DAHAB, Egypt (AFP) – Egyptian forces arrested 10 suspects over the triple bombings that ripped through the Red Sea tourist resort of Dahab and killed 18 people, including foreigners.
State media said preliminary investigations pointed to links between the attacks in Dahab and two previous strikes in the Sinai peninsula over the past 18 months.
There was no immediate claim of responsibility for Monday’s attacks, which brought scenes of carnage to Dahab, a resort in the Sinai peninsula popular with backpackers, divers and Israelis.
“It was like war,” said Michael Hartlich, a German doctor who was holidaying in Dahab. “I’d never seen anything like it before, a child, a baby, blood everywhere, the smell of burnt skin, of burnt hair.”

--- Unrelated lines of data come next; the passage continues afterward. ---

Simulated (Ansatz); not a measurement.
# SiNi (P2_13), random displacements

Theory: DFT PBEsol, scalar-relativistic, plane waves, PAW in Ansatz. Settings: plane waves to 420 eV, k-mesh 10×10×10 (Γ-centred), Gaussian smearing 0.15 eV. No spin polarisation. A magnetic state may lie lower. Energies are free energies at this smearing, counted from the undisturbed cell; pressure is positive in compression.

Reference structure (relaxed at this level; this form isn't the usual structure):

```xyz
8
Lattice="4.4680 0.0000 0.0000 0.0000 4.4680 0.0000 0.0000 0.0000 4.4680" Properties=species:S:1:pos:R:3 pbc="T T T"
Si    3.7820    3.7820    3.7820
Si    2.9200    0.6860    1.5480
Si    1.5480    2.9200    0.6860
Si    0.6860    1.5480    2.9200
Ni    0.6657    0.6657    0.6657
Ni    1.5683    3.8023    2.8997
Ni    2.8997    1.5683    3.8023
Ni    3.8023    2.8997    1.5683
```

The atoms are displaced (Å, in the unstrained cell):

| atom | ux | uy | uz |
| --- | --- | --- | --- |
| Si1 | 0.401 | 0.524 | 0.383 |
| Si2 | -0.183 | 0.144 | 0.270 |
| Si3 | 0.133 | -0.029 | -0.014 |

A security official said on condition of anonymity that at least two of the three almost simultaneous explosions were caused by suicide bombers but this was not officially confirmed.
World leaders united in condemning the attacks, which dealt another blow to the country’s vital tourism industry.
Commentators warned that the latest attacks confirmed Egypt — whose government is a key mediator in the conflict-ridden Middle East — as a favourite Arab target for terror organisations.
Security sources said three of the 10 people detained in Dahab were Egyptian computer engineers carrying fake identification who arrived in the resort on Sunday and left an hour after the attacks.
“Mumen Faruk Mohammed, Ali Karim Ashraf Abdallah and Majed Ali Mahmud arrived in Dahab in a car whose number plate had changed by the time they left,” one source said.
Health and security officials said 12 Egyptians and six foreigners were killed, revising an earlier toll of 23.
On Tuesday, shaken survivors unable to really talk could be seen sifting through the carnage. A child’s bicycle lay twisted in front of the Al Capone restaurant, whose front was shattered by one of the blasts.
No-one immediately claimed responsibility for the attacks, which came one day after a new audiotape of Al-Qaeda leader Osama bin Laden surfaced accusing the “crusaders” of the West of waging war against Islam, referring to the conflict in Darfur and the isolation of the Hamas-led Palestinian government.
Egyptian newspapers linked the latest attacks to previous deadly Sinai bombings in Sharm el-Sheikh in July 2005 and further up the Red Sea coast near the Israeli border in October 2004 which killed a total of more than 100 people.
The state-owned newspaper Al-Ahram said preliminary findings pointed to the involvement of a group calling itself Tawhid wal Jihad (Unification and Holy War).
The newspaper said three detained suspects from the organisation had confessed during recent interrogations to plotting attacks against tourists in the southern Sinai.
Dahab was also packed with Egyptians Monday as the bombers struck on Sham el-Nessim, a traditional holiday which marks the beginning of spring, and a day before Sinai Liberation Day which celebrates Israel’s withdrawal from the peninsula in 1982.
A few dozen Dahab residents held a brief demonstration in the streets of their town Tuesday, carrying banners and chanting slogans rejecting terrorism.
President Hosni Mubarak vowed to track down and punish the perpetrators of the attacks.
Multiple bombings in Sharm el-Sheikh killed some 70 people in July 2005, the deadliest to have hit Egypt since a major wave of Islamist attacks in the mid-1990s.
At least 34 people were also killed in several simultaneous bombings in and around the resort of Taba further up the Red Sea coast near the Israeli border in October 2004.
US President George W. Bush branded the Dahab bombings a “heinous act” while British Prime Minister Tony Blair urged the world to unite against terrorism.
Israel’s Yediot Aharonot newspaper reported that one of the tourists caught up in the attacks was a teenager whose grandmother was killed in last week’s suicide bombing in Tel Aviv carried out by Palestinian group Islamic Jihad.
Tourism is Egypt’s main source of income. According to government figures, a record 8.6 million people visited the country in 2005 despite the deadly attacks in Sharm el-Sheikh.
Foreign Minister Ahmed Abul Gheit called his European counterparts Tuesday and urged them not to modify their travel advisories.
But TUI, Europe’s leading travel and tourism group, said it was suspending all trips and excursions to the Sinai peninsula in the wake of the bombings.
Information Minister Anas al-Fekki said he was confident however that the industry would survive. “I don’t think it will affect tourism. We’ve been through this many times and we will recover.”